Though the Panglossian optimism that greeted every advance and setback during the Arab Spring has largely disintegrated, there is a sense of lost opportunity about the revolutionary episodes of 2011 and 2012 that may not in fact be justified. If we pay attention to those antecedent structural conditions that the tumult of events at the time tended to obscure, it is far from clear that the Arab spring offered anything like the liberalising potential other recent waves of transition in Eastern Europe or Latin America offered. As the authors of the present volume note, in all cases “the dissidents made the first noises, but the soldiers had the last word”. The Arab Spring: Pathways of Repression and Reform is a concisely written volume that adroitly balances a wider scholarship on democratisation with a concentrated treatment of the rapid trajectories of regime breakdown and regime crackdown. The conclusion ultimately drawn, that the Arab Spring might merely represent the lowest-hanging fruit of Middle-Eastern liberalisation (fruit which, in most cases, still could not be picked) is sobering. If the regimes of Ben Ali and Mubarak proved surprisingly fragile, the contagion effect they caused throughout the Middle East demonstrated that other governments were surprisingly robust. The roots of this greater steadfastness lie deep in the political economy of post-colonial state formation as rulers for life used oil revenue and/or patronage to wed the state’s armed forces to even the most corrupt and inefficient forms of rule. As Brownlee, Massoud and Reynolds conclude, “the Arab Spring will be remembered not as a fundamental change in the dynamics of the region’s politics, but as a reminder of the importance of inherited structures in determining the durability of autocrats and the prospects for democratic government”.
1/12/2016
Padraig McAuliffe is a senior lecturer in the School of Law and Social Justice in the University of Liverpool
Space to Think, an anthology bringing together more than fifty of the best pieces to have appeared in the Dublin Review of Books since its foundation ten years ago, was published in October. Selling in the shops at €25, it is also available to order online at a special price of €20 (to collect in Dublin) or €20 + post and packing charges as appropriate for shipping to addresses in Ireland and internationally. To buy online, follow the steps from the home page of our website.

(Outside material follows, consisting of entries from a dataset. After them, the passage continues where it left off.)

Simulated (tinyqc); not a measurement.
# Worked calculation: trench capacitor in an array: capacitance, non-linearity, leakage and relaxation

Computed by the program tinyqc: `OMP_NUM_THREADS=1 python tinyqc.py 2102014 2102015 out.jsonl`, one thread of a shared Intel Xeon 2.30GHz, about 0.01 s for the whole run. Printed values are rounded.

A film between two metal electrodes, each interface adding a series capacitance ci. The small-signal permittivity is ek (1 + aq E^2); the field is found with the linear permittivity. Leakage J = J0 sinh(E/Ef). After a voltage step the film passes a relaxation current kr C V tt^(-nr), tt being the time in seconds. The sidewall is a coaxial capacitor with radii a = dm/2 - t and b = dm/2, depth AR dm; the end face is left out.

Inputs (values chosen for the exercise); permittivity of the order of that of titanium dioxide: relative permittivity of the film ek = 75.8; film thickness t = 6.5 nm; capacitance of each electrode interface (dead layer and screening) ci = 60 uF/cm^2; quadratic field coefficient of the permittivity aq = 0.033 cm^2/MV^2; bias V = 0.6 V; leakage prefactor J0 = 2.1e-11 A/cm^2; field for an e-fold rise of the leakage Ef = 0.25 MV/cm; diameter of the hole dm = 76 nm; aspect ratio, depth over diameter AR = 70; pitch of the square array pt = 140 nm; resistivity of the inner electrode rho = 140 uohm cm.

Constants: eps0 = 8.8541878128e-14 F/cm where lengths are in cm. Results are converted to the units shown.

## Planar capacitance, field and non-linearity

One piece featured in Space to Think is Cormac Ó Gráda’s 2014 essay “Leaping Into Darkness” on the Chinese Great Leap Forward famine of 1959 to 1961. Here is an extract:
While Mao’s personal, genocidal culpability is central to accounts such as Dikötter’s Mao’s Great Famine and Jasper Becker’s Hungry Ghosts (1996), he is quite a remote ‑ though hardly sinister ‑ figure in Zhou [Xun]’s narratives. One informant notes that “militarization was Mao’s idea”, another that he stressed the need for “self-reliance”; one remembered Mao’s visit in 1958 to the village of Xushui, iconic for its communistic feats, but he “couldn’t see him”; another, Barber Feng of northern Sichuan, referred to the head of his brigade as a crook, “the type of person that Mao once warned us about”. But that is about it. Moreover, to Zhou’s evident surprise, Mao’s memory was revered almost everywhere she went. In Henan’s Suiping county, devastated by the famine, “in almost every home there was a portrait of Chairman Mao”, while an old neighbour of Zhou’s in Chengdu claimed that “if it wasn’t for Chairman Mao, who liberated us, we would not be able to enjoy today’s good life”. An old villager, wondering why Zhou was dwelling on the past, explained that while under Mao people learned to appreciate life by eating bitter food, “these days life is not too bad for many people”. Zhou does not attempt to resolve the “disconnect” between the follies of the Great Leap Forward, the violence, and the deaths, on the one hand, and Mao’s role, on the other.
Had Zhou interviewed her subjects a generation ago, would their verdict on the part played by Mao in the famine have been the same? Oral history, like all history, often tells us as much about the present as the past. Its strength lies in the searing anecdote and the local detail, not in sophisticated analysis of political decision-making at the top. The Chinese poor were as remote from Mao and Beijing in the 1950s as the Irish poor were from Lord John Russell and London in the 1840s. The willingness of Zhou’s witnesses to let Mao off the hook in the 2000s, though important, hardly resolves the extent of Mao’s culpability in the 1950s. That issue remains controversial. For some (like, say, Frank Dikötter or Jasper Becker) it is enough to declare the famine “Mao’s Famine” ‑ and Zhou’s subtitle also echoes this sentiment. For others (like, say, Tom Bernstein or Stephen Wheatcroft or Felix Wemheuer) the famine was the result of an ill-conceived and reckless attempt at forcing a desperately backward economy to catch up. To compound the disaster, when the Great Leap imploded China lacked what Yang in Tombstone dubs “negative feedback”: thanks to the form of “closed” governance they had created, Mao and his circle seem to have discovered “destruction on a scale few could have imagined” rather late in the day ‑ although this issue is controversial and is one on which Yang and Dikötter, for instance, disagree.